MSU physicist’s subatomic structure study published in Nature

Contact: Sarah Nicholas

STARKVILLE, Miss.—A member of Mississippi State’s Department of Physics and Astronomy has been recognized on an international platform for her investigation into the subatomic structure of nuclei.

Assistant Professor Lamiaa El Fassi’s research, “Probing high-momentum protons and neutrons in neutron-rich nuclei,” was published recently in the global scientific journal Nature.

Part of a large collaboration with more than 180 scientists from 45 institutions worldwide, El Fassi’s work is supported in part by the U.S. Department of Energy Office of Science and the Jefferson Lab. MSU’s Office of Research and Economic Development and the Department of Physics and Astronomy provided initial startup funds.

Conducted at the Department of Energy’s Thomas Jefferson National Accelerator Facility (Jefferson Lab) in Newport News, Virginia, El Fassi investigated highly energetic neutrons and protons which are known to pair together inside the nucleus for very short amounts of time.

Assisting El Fassi with this research were Md Latiful Kabir, physics and astronomy postdoctoral research associate stationed at Jefferson Lab, as well as Krishna Adhikari, postdoctoral associate at Jefferson Lab from 2014-2017.

Her research confirmed that even in neutron-rich nuclei, minority protons on average are more active – and faster – than majority neutrons. To read the complete abstract, visit

The results “not only help us understand how atomic nuclei are held together but also shed light on the smallest and densest extraterrestrial objects – the neutron stars,” El Fassi said, which “could lead to a better understanding of how the neutron stars are formed and how their tiny fraction of protons could affect their behavior and fate.”

Mark Novotny, department head, said the analysis results help scientists better comprehend the behavior of atomic nuclei but also reveal how much work remains for the scientific community to grasp how nucleons function.

“The experiment is about nuclear physics – why should you care?  By mass you are about 99.997 percent nuclear matter. If you put all the nuclear matter you are made of into one sphere, it would have a diameter comparable to the width of a human hair. As you can imagine from these numbers, nuclear matter behaves very strangely,” Novotny said. 

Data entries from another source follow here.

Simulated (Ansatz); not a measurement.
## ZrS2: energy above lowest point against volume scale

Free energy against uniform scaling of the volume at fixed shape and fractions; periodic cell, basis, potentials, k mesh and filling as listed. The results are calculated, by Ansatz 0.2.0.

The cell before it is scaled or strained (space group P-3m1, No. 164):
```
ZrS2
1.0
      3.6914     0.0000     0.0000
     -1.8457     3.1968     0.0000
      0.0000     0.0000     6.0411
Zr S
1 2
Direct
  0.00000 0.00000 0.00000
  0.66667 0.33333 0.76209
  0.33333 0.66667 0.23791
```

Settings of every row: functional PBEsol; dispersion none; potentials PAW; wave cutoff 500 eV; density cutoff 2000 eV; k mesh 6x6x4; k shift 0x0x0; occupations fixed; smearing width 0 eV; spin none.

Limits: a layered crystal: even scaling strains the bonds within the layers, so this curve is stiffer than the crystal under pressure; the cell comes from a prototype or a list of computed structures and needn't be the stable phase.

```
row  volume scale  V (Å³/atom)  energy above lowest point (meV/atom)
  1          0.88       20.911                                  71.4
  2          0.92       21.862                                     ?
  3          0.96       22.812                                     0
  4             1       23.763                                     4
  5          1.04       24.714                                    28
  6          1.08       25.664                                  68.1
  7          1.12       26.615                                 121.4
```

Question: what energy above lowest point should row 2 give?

“The data-mining reanalysis of this experiment finds a result which, as the abstract states, ‘is surprising.’ That is the way science works,” he added.

El Fassi served as the lead data expert and reviewer on the data mining project which was a spin-off of her original previously published thesis results. 

She said this is not the end of the story, but rather “the beginning of a series of experiments that are scheduled to run after the completion of the Jefferson Lab beam energy upgrade.”

Associate Dean for Research Giselle Thibaudeau said El Fassi is making contributions to the research enterprise at MSU, both nationally and globally.

“El Fassi’s experiments and findings get us closer to understanding what goes on in the complex subatomic structure of the nucleus,” Thibaudeau said. “These results enable scientists to make better assumptions, models and predictions about the behavior and dynamics of atomic nuclei in terms of their building blocks – nucleons.”

El Fassi said her research is reaching a wider audience and attracting attention of those in other scientific fields because Nature articles are directed toward a general reader.

Reaching a varied audience is unusual in her field, El Fassi said, noting the recognition is “very beneficial since it provides wider recognition for scientists, institutions, collaborations, national labs or user facilities carrying out the research, and the funding agencies that are supporting it.”

For 14 decades, Nature has published top-quality peer-reviewed research in all fields of science.  For more information, visit

El Fassi joined MSU in 2014 as an experimental nuclear physicist. She is actively studying the internal structure of strongly interacting particles – hadrons – at Jefferson Lab and Fermi National Laboratory (Fermilab), in Batavia, Illinois.

El Fassi received her Ph.D. in 2008 from Mohammed V University in Rabat Morocco jointly with Argonne National Laboratory in Lemont, Illinois. She joined the ANL medium energy physics group for a graduate fellowship, conducting her thesis project experiment at Jefferson Lab from 2003-2004. El Fassi credits numerous mentors and thesis advisor Kawtar Hafidi – also from El Fassi’s home country of Morocco – for her move to the U.S. to study a topic not actively researched in their native country.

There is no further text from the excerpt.